Congress cleared the way for Cuba to buy U.S. agricultural commodities in 2000. But groups such as the USA Rice Federation say a 2005 interpretation of the law by an arm of the Treasury Department, requiring payment before goods were shipped, severely restricted sales.
"More and more in Congress feel the Cuba (trade) policy has served its time and it's time for new and better ways to deal with" it, said Jamie Warshaw, federation chairman and a rice mill operator in Lake Charles, La.
At least 15 senators have joined agricultural groups in calling for greater trade with Cuba, including Montana Sen. Max Baucus, chairman of the Senate Finance Committee. He plans to introduce legislation to make it easier for U.S. farmers and ranchers to do business with Cuba.
Cuba was the top U.S. rice export market before the 1962 embargo. The industry believes if restrictions were eased, the island market could reach 400,000 metric tons a year or better for rice growers in Arkansas, Louisiana, Texas, Missouri and Mississippi.
If realized, Cuba could become the United States' No. 2 rice export market, well behind Mexico but firmly ahead of Venezuela. It also could mean business for Gulf ports, such as New Orleans, which once counted Cuba as a leading trade partner.
It's unclear, however, how Cuba would react.
The Department of Agriculture said in a March 2008 report that officials with the Cuban agency handling U.S. food imports are "somewhat apprehensive about allowing the United States to provide a significantly larger proportion of Cuba's food import requirements."
Richard Fontenot, a rice grower near Ville Platte in south Louisiana, said freer trade would give U.S. rice producers a "definite advantage" over competitors in Thailand or Vietnam.

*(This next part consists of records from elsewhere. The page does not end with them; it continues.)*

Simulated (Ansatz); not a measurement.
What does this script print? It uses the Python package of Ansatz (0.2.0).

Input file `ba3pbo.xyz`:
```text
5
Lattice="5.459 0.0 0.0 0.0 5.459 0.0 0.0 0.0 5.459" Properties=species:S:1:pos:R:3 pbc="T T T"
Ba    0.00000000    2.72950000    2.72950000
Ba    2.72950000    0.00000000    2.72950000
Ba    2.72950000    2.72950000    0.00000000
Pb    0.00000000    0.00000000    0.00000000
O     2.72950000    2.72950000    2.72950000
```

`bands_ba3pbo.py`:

In March, the Office of Foreign Assets Control said it did not plan to revisit the Bush administration's interpretation of the 2000 Cuba-trade law.
Before the ruling, Cuban buyers would begin payment of goods once they were shipped from U.S. port, routing the payments through third-party banks. There were no reports of buyers taking possession of shipments before completing payments, the 15 senators told Treasury Secretary Timothy Geithner in a March letter.
The senators said that practice worked well and have asked Geithner to change the Bush interpretation, which they believe could allow agricultural sales to Cuba at more robust levels.
Rice exports to Cuba fell from about 176,630 metric tons in 2004 to less than 13,000 metric tons in 2008, the federation said.
U.S. agricultural exports to Cuba averaged more than $350 million a year between 2004 and 2006 before hitting $691 million last year. Parr Rosson, a Texas A&M University agricultural economist and director of its Center for North American Studies, attributes the spike in dollar value in part to factors such as the hurricanes that devastated Cuba in 2008 and the lower value of the U.S. dollar.
For the first two months of 2009, agriculture sale to Cuba were about $6 million lower than in the same period in 2008. Flynn Adcock, the center's international program coordinator, said it's difficult to say whether this year's sales will top last year's, given the global economic woes, but said it's possible to at least near last year's levels.
Rosson said sales for agricultural commodities and goods to Cuba - meat, rice, Northern-produced peas, corn, soybeans and dairy products, among them - could top $1 billion, if restrictions were relaxed.
Even with the Bush policy change, the United States remained Cuba's most important food and agricultural product supplier, accounting for more than a quarter of such imports, according to the U.S. Department of Agriculture.
A more open market would likely give U.S. rice exporters an advantage over competitors such as Vietnam. Mostly that's because Cuba is near major shipment locations such as south Louisiana, cutting shipping costs and time to market.
Roger Johnson, former North Dakota agriculture commissioner who said he has visited Cuba eight times, said the trade embargo has been a "disastrous policy" that no longer makes sense.
"We ought to be selling more food. We ought to be removing the barriers to selling food," said Johnson, now head of the National Farmers Union.
But he also said he understands diplomacy and the need for give-and-take, from Cuba, too.
While some farm groups want trade normalized, they acknowledge that isn't likely to happen soon.
"It's going to be a slow process," Warshaw said.